Block 60-90 Minutes on Friday Afternoon

Allen recommends Friday afternoon specifically: it closes the previous week cleanly, while the week's context is still fresh. It primes Monday morning rather than letting it arrive reactively. Schedule it as a recurring non-negotiable appointment. If it is not on the calendar, it does not happen. Newport's advice applies here: treat your weekly review with the same non-negotiability as a client meeting.

2

Process All Inboxes to Zero

Every inbox: email, physical desk, notes apps, voice memos, Slack, text messages. Allen's definition of "process" is specific: every item gets a decision. Do it (if under 2 minutes), delegate it, defer it (schedule or add to next actions), or delete it. Nothing is allowed to sit unprocessed. "Inbox is not a to-do list," Allen writes. Items in an inbox are unprocessed, which means they are open loops generating anxiety.

3

Review Every Active Project for a Next Action

Go through every open project. For each one, confirm: does this project have a clearly defined next physical action? If not, define one now. A project without a next action is stalled regardless of how important it is. This is the most consistently skipped step and the one that generates the most Monday morning paralysis: starting the week with multiple projects that have no defined starting point.

4

Review Your Waiting-For List and Follow Up

The waiting-for list is where dropped balls hide before they hit the floor. Review everything you are waiting on from others. If a response or deliverable is overdue, send a follow-up now (during the review, not later). This is the step that prevents you from discovering on Tuesday that the thing you needed from someone on Friday never arrived. Grove's principle applies: your output is only as good as the inputs you reliably receive. Managing your waiting-for list is managing your input reliability.

5

Set Your Three Contributions for the Coming Week

Apply Drucker's question: "What are the three contributions I could make this week that would most significantly affect results?" Write them down explicitly. These are your 20 miles for the week (Collins). Then open your calendar and block time for them before anything else is scheduled. If you cannot find time for your three most important contributions, that is data: your calendar has been captured by other people's priorities and needs restructuring.

6

Review the Next Two Weeks of Calendar

Look ahead two weeks, not just one. Identify commitments that require preparation: a presentation that needs slides, a meeting that needs a pre-read, a conversation that needs context. Flag anything that conflicts. Identify meetings that can be shortened, declined, or converted to async. The goal is to arrive at Monday morning with no surprises in the coming week, every commitment anticipated, every preparation started.

Before and After

Before the weekly review:

Monday morning arrives reactive. No clarity on what matters. Multiple projects have no next action. Something important is definitely slipping. The week is spent catching up rather than advancing.

After the weekly review:

Monday morning starts with a deep work block on the first key contribution. Every project has a next action. Waiting-for items have been followed up. The week has a defined structure before the first external demand arrives.

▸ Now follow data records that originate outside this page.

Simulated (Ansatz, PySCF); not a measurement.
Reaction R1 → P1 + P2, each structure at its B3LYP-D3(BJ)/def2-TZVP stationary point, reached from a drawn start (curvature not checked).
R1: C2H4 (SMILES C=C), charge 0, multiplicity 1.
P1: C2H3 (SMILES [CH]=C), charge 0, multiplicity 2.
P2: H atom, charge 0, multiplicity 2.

The Quick Weekly Review: When You Are Short on Time

Some weeks, 90 minutes is not available. The alternative is not skipping. It is a compressed 20-minute version that preserves the most essential functions.

  • 10 minutes: Process all inboxes to zero (at minimum, email and physical desk)
  • 5 minutes: Review next week's calendar: identify any conflicts or preparation needed
  • 5 minutes: Set one primary contribution for the week and block time for it

An imperfect weekly review beats no weekly review. Allen's system degrades without any review; even a 20-minute pass maintains the Current requirement of the trusted system and gives Monday morning at least one anchor of clarity.

How alfred_ Fits Into the Weekly Review

The most time-consuming part of the weekly review is processing the email inbox. For most professionals, email accumulates throughout the week into a backlog that takes 30 to 60 minutes of the review just to sort through. alfred_ removes this bottleneck entirely.

Because alfred_ triages your inbox continuously, archiving noise, flagging what matters, and extracting tasks and waiting-for items, so by the time Friday's review arrives, your email inbox is already near-zero. The triage has already happened. What remains is only the items that need your judgment.

alfred_'s Daily Brief also surfaces your outstanding waiting-for threads automatically: the delegations that have not come back, the responses you are expecting, and the threads where your follow-up is overdue. During the review's waiting-for step, checking alfred_'s task list takes two minutes rather than twenty. The review gets faster, so the activation energy to do it weekly drops significantly.

Frequently Asked Questions

How long should a weekly review take?

David Allen recommends 60 to 90 minutes for a complete GTD weekly review. The full checklist (processing all inboxes, reviewing all projects and next actions, checking the waiting-for list, reviewing the calendar, and setting contributions) requires at least an hour to do properly. A compressed 20-minute version is better than skipping entirely.

What day should you do a weekly review?

Allen recommends Friday afternoon. It closes the previous week while context is fresh and primes Monday without starting the review reactively. Some executives prefer Sunday evening for a fresh perspective. Either works. The key is that the review happens before Monday morning begins, not after it starts.

What if you skip a week?

Restart immediately. Do not try to do a double review. Just run the standard checklist. The system will have accumulated more open loops and stalled projects, but the process is the same. Consistent imperfect reviews beat occasional perfect ones.

What tools do you need for a weekly review?

Whatever holds your task system (a notes app, dedicated GTD software, or a simple document), your calendar, and access to all your inboxes. The tool matters less than the consistency. Allen ran his system on paper for years.

How is the weekly review different from just planning?

Planning builds forward from where you think you are. The weekly review first establishes where you actually are, by processing all open loops and reviewing all commitments, and then plans from that reality. Most planning fails because it is built on an incomplete picture. The weekly review creates the complete picture first.

What do you do if you find you have too much on your plate during the review?

Apply Collins's stop-doing filter: for each commitment, ask 'If we were starting from scratch today, would we choose this?' And apply Grove's pruning test: 'What would happen if I did not do this at all?' Then bring the prioritized, reduced list to your manager if necessary for a capacity conversation.